James's Camera Collection: Minolta Maxuum 5000i

Minolta Maxuum 5000i W. Germany 35mm cameras
Minolta Maxxum 5000i
Camera type: Single Lens Reflex (SLR)
Approx. date of manufacture: 1989-1992
Lens Mount: Minolta A
Battery: one 2CR5
Approx. original price: $284.95 (body only)
Approx. street value: Low

Autofocus technology advanced quickly when it was new. Just a couple years after the original Maxxum 7000, Minolta came out with its second-generation; they added an i after the number (supposed to mean intelligence). So there was the Maxxum 7000i at the top, the 3000i at the bottom, and this one in-between. Later they made the 8000i the flagship of the series. The third generation series would end in xi (extreme intelligence). I don't have any of those.

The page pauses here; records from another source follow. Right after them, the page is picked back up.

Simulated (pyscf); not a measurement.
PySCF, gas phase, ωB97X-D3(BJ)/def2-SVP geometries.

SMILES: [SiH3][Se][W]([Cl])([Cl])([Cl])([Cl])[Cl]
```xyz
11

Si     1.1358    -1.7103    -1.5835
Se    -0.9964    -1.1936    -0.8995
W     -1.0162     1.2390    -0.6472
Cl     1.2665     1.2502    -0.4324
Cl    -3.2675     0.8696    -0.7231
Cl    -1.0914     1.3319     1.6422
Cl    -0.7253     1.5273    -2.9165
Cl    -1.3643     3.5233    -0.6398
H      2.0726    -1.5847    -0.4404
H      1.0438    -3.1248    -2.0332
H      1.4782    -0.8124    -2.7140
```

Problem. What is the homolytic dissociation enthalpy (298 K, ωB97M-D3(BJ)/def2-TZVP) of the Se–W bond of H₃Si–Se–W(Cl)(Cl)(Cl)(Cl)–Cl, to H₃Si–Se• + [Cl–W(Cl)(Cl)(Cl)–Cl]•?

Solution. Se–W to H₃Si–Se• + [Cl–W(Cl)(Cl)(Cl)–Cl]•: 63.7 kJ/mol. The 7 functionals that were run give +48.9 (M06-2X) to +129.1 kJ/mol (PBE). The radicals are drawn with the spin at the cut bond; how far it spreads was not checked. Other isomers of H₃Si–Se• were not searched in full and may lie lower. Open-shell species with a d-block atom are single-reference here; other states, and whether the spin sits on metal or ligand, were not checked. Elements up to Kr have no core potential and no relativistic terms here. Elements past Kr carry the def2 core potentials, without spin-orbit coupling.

5000is must have sold very well because I see them quite often at the thrift shops and online. I got this one at my QTsi for $1 each because of the day's blue-tag special. They were originally priced at $10 which I thought was more than fair (assuming that they worked).

One of the likely reasons it was so cheap is that the rubberized hand-grip is turning milky-gray from its original black. One of my Maxxum 7000s has the same problem, so I assume this is a common ailment. Here's a discussion on Photo.net (I haven't tried any of these remedies yet).

I'm not going to go into the specs, I'm just going to focus on a feature that I haven't seen before. The camera offers full-auto and full-manual exposure modes, that's it. But you could buy Creative Expansion Cards, each of which offered a special auto-exposure mode, such as "portrait", which was shallow depth of field (so a near subject was isolated by a blurred background); "sports action", which was biased for high-shutter speed and continuous autofocus; "automatic depth control", which biased for deep depth of field; "closeup", which was for close focusing; and "A/S", which offered both aperture-priority and shutter-priority modes. The "A/S" card was exclusive to the 5000i.

Minolta 5000i advertisementMine came with the Depth card. The Museum of Obsolete Media says that "around 26 were eventually produced." I don't know how many, if any, of the later cards were compatible with the 5000i. DPReview has a forum thread on the subject.

Interesting gimmick. In 1989 on-board computers were still very limited, so the idea of having extra modes available by plug-&-play seems like a great idea. In practice, I think it would be very easy to lose those cards if you're out somewhere and swapping them in and out.